UKREiiF 2026: Reflections from Leeds
Harry Newton and Grace Gladding at UKREiiF 2026
UKREiiF 2026: Reflections from Leeds
UKREiiF returned to Leeds last week and, as ever, it was a useful place to gauge where the development sector's head is at. The scale of ambition on display was familiar. What felt different this year was the focus on delivery, and specifically, what it takes to get schemes consented and built.
Viability was the common thread running through many of the discussions. Higher costs and political uncertainty at the heart of government with a possible leadership contest on the horizon, create a challenging environment for projects from concept to planning consent, and ultimately to on-site delivery. Even schemes with strong policy support can become unviable when exposed to delays, redesign or prolonged uncertainty, and the margin available to absorb those risks is thinner than it used to be.

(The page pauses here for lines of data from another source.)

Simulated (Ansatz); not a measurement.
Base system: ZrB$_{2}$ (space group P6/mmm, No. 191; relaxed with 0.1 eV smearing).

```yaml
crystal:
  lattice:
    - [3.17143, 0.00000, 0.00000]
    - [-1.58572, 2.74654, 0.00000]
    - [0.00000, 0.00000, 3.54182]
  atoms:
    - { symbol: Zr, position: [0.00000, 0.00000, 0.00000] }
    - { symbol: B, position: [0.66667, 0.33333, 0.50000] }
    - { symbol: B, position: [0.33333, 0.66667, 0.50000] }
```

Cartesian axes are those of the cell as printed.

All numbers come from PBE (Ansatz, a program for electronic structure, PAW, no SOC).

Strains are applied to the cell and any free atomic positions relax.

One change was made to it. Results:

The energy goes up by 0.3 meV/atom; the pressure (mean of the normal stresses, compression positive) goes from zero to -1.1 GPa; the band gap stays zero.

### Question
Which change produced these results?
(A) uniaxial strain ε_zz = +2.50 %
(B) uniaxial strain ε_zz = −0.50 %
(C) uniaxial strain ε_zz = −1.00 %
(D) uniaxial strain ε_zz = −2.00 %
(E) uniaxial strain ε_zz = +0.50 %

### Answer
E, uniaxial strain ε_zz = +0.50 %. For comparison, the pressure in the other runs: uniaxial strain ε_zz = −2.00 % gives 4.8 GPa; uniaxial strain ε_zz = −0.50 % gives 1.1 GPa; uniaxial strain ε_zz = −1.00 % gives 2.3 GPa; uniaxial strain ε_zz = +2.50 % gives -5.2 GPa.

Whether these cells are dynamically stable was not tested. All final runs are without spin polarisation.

That is driving the sector to think differently, bring forward plans incrementally, and a more honest acknowledgement that policy direction alone cannot remove commercial exposure or speed up delivery. What we heard consistently in Leeds was a desire for greater clarity earlier in the process, from those allocating capital and those responsible for delivery.
Against that backdrop, early community engagement is one of the key tools to help de-risk projects. When a scheme meets resistance in the planning process, the consequences can extend beyond reputational damage to design changes, rising costs and, in some cases, stalling altogether. Early engagement with the local community and stakeholders can help reduce this uncertainty, and with tighter conditions for delivery, that matters more than ever.
Speaking following his first visit to UKREiiF, Senior Account Executive Harry Newton said: "UKREiiF is useful for taking the temperature of the sector and it is clear this year that viability was the thread running through almost every conversation. There is plenty of ambition out there, but with costs still high and the national political picture shifting, the focus is firmly on what can genuinely be delivered, and delivered well."
Whilst the government’s housing targets of 1.5 million new homes is ambitious, the sector remains optimistic in meeting demand. What is changing is the level of scrutiny being applied to deliverability, and a growing willingness to be honest about what stands in the way. Following the recent local elections on 7 May, some of the 5,000 councillors will have been elected for the first time and will be stepping straight into key decision-making roles when it comes to planning applications. Therefore, early engagement with planning authorities becomes especially vital. If the last few years were defined by momentum and scale, this year felt defined by the harder, more considered work of turning conceptual plans into projects, with viability and early engagement vital in de-risking a scheme at the very outset.